Panasonic Lumix DMC LZ5 | Digital Camera Review | Adjustments
The Panasonic Lumix LZ5 is primarily intended for those who wish to use a fully automatic camera. Consequently, this camera does not offer you the option to set aperture or shutter speeds, although you are able to adjust the white balance, ISO, focus area, resolution, compression, etc. In addition to this, the camera features built-in digital effects that allow you to influence the image. This can, for example, be done by giving the photo a slightly warmer tint, or by converting it to black-and-white. The pre-programmed scenes modes, 15 in total, each prioritise one particular part of the image. In practice, this proves easy to work with, although the difference between them can sometimes be tricky to recognise.
Panasonic Lumix LZ5 - 6x Optical zoom lens
The 6x optical zoom lens of the Panasonic LZ5 compact camera offers an attractive range of 37 - 222mm (equivalent of a 35mm camera). This range is in fact larger than that of the average compact camera, although it should be said the development in this area has far from come to a halt. Panasonic recently introduced the Panasonic Lumix DMC TZ1, which features a 10x optical zoom and a more compact size. We will soon cover this new model in one of our digital camera reviews. The quality of the optical zoom lens of the Panasonic LZ5 is excellent. The wide-angle images show a great deal of detail, whilst keeping the chromatic aberration to a minimum. In fact, upon zooming in lightly, it vanishes entirely, an impressive performance. The Panasonic Lumix LZ5 lens does show a little more distortion than average, mainly in the wide-angle mode. Once again, zooming in lightly proves the solution to produce an image that is virtually free of distortion. It has to be pointed out, however, that this distortion in wide-angle is far from unusual, and not at all bothersome in the majority of the captured images.

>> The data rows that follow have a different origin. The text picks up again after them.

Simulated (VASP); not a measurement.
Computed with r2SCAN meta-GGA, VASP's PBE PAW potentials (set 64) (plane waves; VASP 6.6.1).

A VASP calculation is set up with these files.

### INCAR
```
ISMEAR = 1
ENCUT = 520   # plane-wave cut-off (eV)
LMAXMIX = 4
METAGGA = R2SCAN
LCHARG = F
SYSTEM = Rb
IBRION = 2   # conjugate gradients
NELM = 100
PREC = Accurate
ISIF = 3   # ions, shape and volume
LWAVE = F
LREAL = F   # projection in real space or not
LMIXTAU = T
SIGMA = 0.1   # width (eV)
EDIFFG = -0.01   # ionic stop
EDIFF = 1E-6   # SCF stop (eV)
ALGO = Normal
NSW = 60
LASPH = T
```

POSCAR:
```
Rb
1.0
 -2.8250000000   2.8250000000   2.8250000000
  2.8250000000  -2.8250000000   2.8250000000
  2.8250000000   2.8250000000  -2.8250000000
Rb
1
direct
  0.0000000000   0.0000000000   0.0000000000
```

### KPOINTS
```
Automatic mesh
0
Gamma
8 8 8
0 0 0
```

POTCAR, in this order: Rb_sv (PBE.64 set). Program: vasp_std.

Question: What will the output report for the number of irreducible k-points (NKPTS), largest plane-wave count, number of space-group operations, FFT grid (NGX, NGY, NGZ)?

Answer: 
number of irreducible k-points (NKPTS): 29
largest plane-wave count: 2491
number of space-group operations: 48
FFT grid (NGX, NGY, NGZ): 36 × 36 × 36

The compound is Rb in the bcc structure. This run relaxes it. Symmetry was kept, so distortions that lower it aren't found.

Panasonic LZ5 - Sharpness of the images
When looking at the sharpness of the images, we see it isn't the same in the entire image. The edges of the images turn out a little less sharp, which is mainly noticeable when working with enlargements of a crop or large size prints. When comparing the entire focal range, we see a very decent sharpness, which only falters somewhat in wide-angle. The Panasonic Lumix DMC LZ5 is able to focus from a distance of 5 cm (Wide-Angle) up to 50 cm (Tele). The macro images look great, and are both sharp and rich in detail. Consequently, the camera is perfectly suitable to explore the wonderful world of macro outdoors, provided sufficient light is present. The internal flash, however, is unable to effectively expose an image as it should. It requires a minimum distance of 50 cm, which means you need to make sure enough light is present when capturing a macro image.
Panasonic DMC LZ5 - Automatic white balance
The camera features an automatic white balance, which the majority of the users are likely to work with. This automatic white balance handles the majority of the images very well indeed. Although they are not entirely neutral, and tend to lean somewhat to a red tone, it easily suffices for a compact camera such as the Panasonic Lumix LZ5. The manual white balance proves to be the most neutral, but most users of the Panasonic Lumix LZ5 will be unlikely to resort to it. When working with overly present fluorescent light, the AWB (automatic white balance) may occasionally miscalculate, but a small correction via the appropriate white balance programme will help you prevent colour cast.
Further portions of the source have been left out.